An Indian woman in Guatemala told me she ate very little because whatever she earned she used for her little daughter’s nourishment. I saw children begging tourists to buy cheap trinkets they were selling past 11 p.m. on the street. I saw poor people doing without so that we American guests could have the best part of the meal we were sharing.

Poverty of spirit kills Western cultures and poverty of the body kills the rest of the world. Meister Eckhart says, “The poor in spirit go out of themselves and all creatures: they are nothing, they have nothing, they do nothing, and these poor are not saved that by grace they are God with God: which they are not aware of.” 

We live in a society where even the poorest of Americans are rich in comparison to much of the world. Five million Mexicans are malnourished and we wonder why there’s illegal immigration. Almost 218 million Indians are malnourished and we ask why Mother Teresa spent her life there. Every twelfth person in our world is malnourished.

In the poem Elegy Written in a Country Churchyard, Thomas Gray refers to “the short and simple annals of the poor.” The poor don’t merit obituaries or memorials: they die as silently and as ignored as they lived. The poor, it seems, will always be with us.

Mother Teresa of Calcutta took a more pragmatic approach to poverty: “If there are poor in the world, it is because you and I don’t give enough.”  We can’t chalk hunger up to having the poor with us if we don’t reach out to help someone in need. The short and simple annals of the poor don’t have to remain a secret.

Catholic Relief Services does a wonderful job easing the poverty of our brothers and sisters in other nations. Rather than giving up chocolate for Lent, make a pledge to support their holy work.  Tonight, 25,000 souls will be rising to God after dying of hunger and God will someday ask us what we did today to help one of those thousands. We won’t have to ask, “Lord, when did we see you hungry?” because we will know He is in those with whom we share this world.

There are different types of poverty in our society. Let us strive not to be poor in spirit even if we’re poor in material things.

Harden not your hearts

Posted by writeforgod on Feb 1st, 2009

At Mass this morning, our parish welcomed a visiting priest. Fr. Thomas Fenlon, pastor of St. Augustine Church in the Bronx, was in town for a family wedding, but he celebrated Mass and spoke about Catholic Relief Services (CRS) during his homily.

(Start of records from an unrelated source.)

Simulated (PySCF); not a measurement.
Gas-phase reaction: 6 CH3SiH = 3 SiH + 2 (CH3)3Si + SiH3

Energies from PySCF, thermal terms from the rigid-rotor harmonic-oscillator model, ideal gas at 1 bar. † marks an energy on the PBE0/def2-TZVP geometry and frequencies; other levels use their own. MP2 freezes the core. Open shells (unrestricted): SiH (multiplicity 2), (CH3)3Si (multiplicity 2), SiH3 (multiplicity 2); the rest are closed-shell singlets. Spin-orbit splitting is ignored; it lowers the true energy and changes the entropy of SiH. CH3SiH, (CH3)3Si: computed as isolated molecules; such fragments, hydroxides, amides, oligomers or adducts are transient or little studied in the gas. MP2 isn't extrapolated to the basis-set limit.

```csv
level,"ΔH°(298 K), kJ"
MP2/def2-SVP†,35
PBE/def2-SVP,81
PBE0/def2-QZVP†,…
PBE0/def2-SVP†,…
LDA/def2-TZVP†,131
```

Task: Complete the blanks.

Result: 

Fr. Fenlon recounted how he had visited Rwanda with fellow CRS priests and how the journey had transformed him. Rwanda, he told us, is the most Catholic nation in Africa and the most densely populated with 10 million souls sharing a nation the size of Maryland. Racial violence pits two tribes, the Hutus and Tutsis, against each other, even though all are Christians.

With horror, he told us about a Roman Catholic priest who invited members of an opposing tribe to enter his church and then ordered bulldozers to decimate everyone inside. Fr. Fenlon visited a memorial to ritual slaughter that left thousands of corpses of every gender and age as reminders of how the people of God harden their hearts. He took the phrase from today’s readings in Psalm 95: “Oh, that today you would hear his voice: ‘Harden not your hearts.’”

Fr. Fenlon urged our comfortable suburban church to support CRS as it continues assisting Catholics in other lands. Fair-trade coffee that puts more earnings in the hands of the poor who actually pick the coffee berries builds the body of Christ.

During a mission visit to Guatemala in 1999, I heard poor farmers talking about the low wages received from multinational corporations such as Dole and coffee barons for the fruits of their labors. We’ll be buying fair-trade coffee again.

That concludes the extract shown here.